The Bureau of Internal Revenue, working with the Department of Trade and Industry, has launched the Registered Business Enterprise Taxpayer Service (Rbets) to simplify tax compliance for thousands of investors in the Philippines.
The specialized office, designed to cater exclusively to the country’s over 5,900 Registered Business Enterprises (RBEs), marks a decisive shift from traditional tax collection to a service-oriented partnership model.
The establishment of Rbets is a central feature of the Create More Act, a law championed by the DTI and the Department of Finance (DOF) to enhance the Philippines' competitive edge as an investment destination. By institutionalizing this dedicated support system within the BIR, the government is delivering on a promise to streamline the complex tax compliance requirements faced by economic zone locators and other strategic investors.
Trade Secretary Cristina A. Roque said that the new service is designed to return “precious time and resources” to entrepreneurs, allowing them to focus on expansion rather than administrative friction.
Under the new system, key improvements include the removal of redundant tax ruling requirements and the clarification of VAT zero-rating protocols for local purchases. “When we streamline compliance, we build trust,” Roque said. “And when we build trust, we attract the capital that creates high-quality jobs for the Filipino people.”

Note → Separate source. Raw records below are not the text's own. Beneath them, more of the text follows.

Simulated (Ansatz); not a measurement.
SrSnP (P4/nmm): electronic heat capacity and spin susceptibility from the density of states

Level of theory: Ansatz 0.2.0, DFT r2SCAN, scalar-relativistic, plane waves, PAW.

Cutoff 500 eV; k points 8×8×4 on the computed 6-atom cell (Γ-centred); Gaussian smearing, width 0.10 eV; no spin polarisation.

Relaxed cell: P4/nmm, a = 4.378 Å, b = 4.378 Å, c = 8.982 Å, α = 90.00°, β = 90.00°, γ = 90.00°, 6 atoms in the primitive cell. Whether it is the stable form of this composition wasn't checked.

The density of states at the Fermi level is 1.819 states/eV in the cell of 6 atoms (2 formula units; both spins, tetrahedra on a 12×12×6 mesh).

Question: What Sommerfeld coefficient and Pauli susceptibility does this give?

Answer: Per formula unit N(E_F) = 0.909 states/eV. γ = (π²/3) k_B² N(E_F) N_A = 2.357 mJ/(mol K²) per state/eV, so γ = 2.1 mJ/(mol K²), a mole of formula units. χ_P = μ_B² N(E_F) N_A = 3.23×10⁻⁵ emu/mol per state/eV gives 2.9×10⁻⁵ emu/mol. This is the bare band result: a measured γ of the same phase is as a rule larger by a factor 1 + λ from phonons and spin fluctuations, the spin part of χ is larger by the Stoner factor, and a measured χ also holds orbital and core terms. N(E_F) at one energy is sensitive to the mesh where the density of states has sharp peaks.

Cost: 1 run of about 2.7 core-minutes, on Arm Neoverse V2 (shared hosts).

Finance Secretary Frederick Go underscored the strategic importance of the launch, describing Rbets as a key institutional reform that ensures the nation’s incentive system remains fair and responsive. “Rbets is a clear signal of the government’s commitment to enable businesses to thrive,” Secretary Go remarked. “It tells investors that ‘we hear you, we are improving, and we are here to serve you better.’ At the same time, this reform significantly strengthens revenue protection.”
The activation of Rbets is expected to serve as a powerful invitation to international investors, signaling that the Philippines has moved toward a more predictable and investor-friendly fiscal regime. By offering a “one-stop” tax experience, the BIR and DTI are addressing the primary concerns of foreign capital: transparency and ease of operations.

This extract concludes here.